The Book of Mormon Says Hello! To Miami

The first musical I ever saw was The Book of Mormon. A little over a decade ago, my best friend Salman and I secured student-priced, nosebleed tickets to see this crass, new show from the creators of South Park. We were high up in the Altria Theatre in Richmond, Virginia, so far from the stage that it was sometimes difficult to make out the finer points of the plot. But I remember crying from laughing so hard. I remember, very clearly, feeling that I had found love for something I hadn’t before: love for theatre.

Because Sam is no longer with us, The Book of Mormon will always carry a special charge for me. It is a show built on jokes and profanity. But for me, beneath all of that, it is also tied to memory, friendship, and the strange ways art becomes personal, becomes ours. Returning to it now, at the Adrienne Arsht Center in Miami, in June 2026, directed and choreographed by Jennifer Werner, I saw the plot from the orchestra instead of the rafters. What had once registered to me mostly as comedic slapstick now revealed itself as a surprisingly precise machine. The pacing was sharper and quicker than I remembered, with jokes landing in rapid succession and the cast rarely allowing the audience to catch its breath before the next punchline arrived. The Book of Mormon has always depended on speed, on its ability to move so quickly that the audience is still laughing at one thing when the next thing sneaks up behind it. This production understood that rhythm beautifully.

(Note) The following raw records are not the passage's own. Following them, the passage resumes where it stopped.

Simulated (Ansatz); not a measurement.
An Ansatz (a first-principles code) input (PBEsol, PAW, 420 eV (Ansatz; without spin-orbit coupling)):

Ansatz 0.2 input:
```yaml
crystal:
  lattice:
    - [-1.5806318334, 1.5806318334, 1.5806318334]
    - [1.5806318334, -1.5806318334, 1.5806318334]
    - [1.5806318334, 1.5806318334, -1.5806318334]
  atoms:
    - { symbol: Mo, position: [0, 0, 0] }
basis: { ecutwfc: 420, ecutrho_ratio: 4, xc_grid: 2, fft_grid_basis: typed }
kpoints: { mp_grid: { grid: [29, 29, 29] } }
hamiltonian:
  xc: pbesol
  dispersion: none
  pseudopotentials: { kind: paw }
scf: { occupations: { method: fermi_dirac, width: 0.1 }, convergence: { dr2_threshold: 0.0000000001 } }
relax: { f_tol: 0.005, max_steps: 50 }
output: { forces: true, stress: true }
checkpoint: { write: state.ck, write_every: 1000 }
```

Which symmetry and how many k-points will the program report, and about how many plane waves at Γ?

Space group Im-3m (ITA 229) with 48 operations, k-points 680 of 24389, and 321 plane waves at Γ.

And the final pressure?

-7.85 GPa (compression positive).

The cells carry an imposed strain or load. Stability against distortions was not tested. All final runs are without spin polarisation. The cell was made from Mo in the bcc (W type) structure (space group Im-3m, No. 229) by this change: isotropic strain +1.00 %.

Craig Franke and company in THE BOOK OF MORMON North American tour

The show’s humor remains as blunt and offensive as ever. It is not a musical interested in subtlety, nor does it pretend to be. It is not for everyone. But what makes The Book of Mormon endure is the way that shock is paired with classic musical theater craft. The score is bright, catchy, and often deceptively traditional; like the Roger & Hammerstein-vibe they intended. The contrast is the joke, but it is also the pleasure. The production at the Arsht Center leaned fully into that tension, giving the audience a show that felt both outrageous and controlled.

The lead performances were uniformly strong. Ethan Davenport brought a great blend of confidence and innocence to Elder Price, capturing a young man whose certainty fractured the moment life didn’t follow the script he had been told. Jacob Aune was especially memorable as Elder Cunningham, never failing to land a line, finding that perfect balance between desperation and sweetness. Cunningham can easily become a one-note clown, but here Aune made him feel human, a lonely person whose lying behavior comes from a very real need to be loved. Charity Arianna gave Nabulungi warmth and an openhearted presence that helped ground the show whenever its satire threatened to spin off into something more sinister. So many other crew members executed to their highest with this one: Shafiq Hicks as the General; Jay Martin as the Doctor; and Jarius Miquel Cliett as Mafala, etc.

(L-R) Ethan Davenport and Shafiq Hicks in THE BOOK OF MORMON North American tour Photo by Julieta Cervantes

What struck me most this time was how well the production handled momentum. There was no wasted space. Scenes moved cleanly into songs, songs into jokes, jokes into visual gags, and the ensemble kept the show constantly alive; shouts to the stage team of Sam Kronhaus and Riley Gibson. That staging felt crisp, and the cast’s energy never dipped; additional shout out to the Company Manager, Ryan Buchholz. Lastly, the orchestration, led by Eric Huffman was that cherry on top, pulling all the threads together.

Seeing The Book of Mormon again reminded me that theater is never only what happens onstage. It is also what we carried into the room and what follows us out afterward. For many, this show will be a night of outrageous laughter. For me, it will be, too. It will also be a thread back to Sam, to a cheap seat in Richmond, to the beginning of a love that has shaped so much of my life.

The Book of Mormon is still playing at the Adrienne Arsht Center through Sunday, June 14. Go say hello.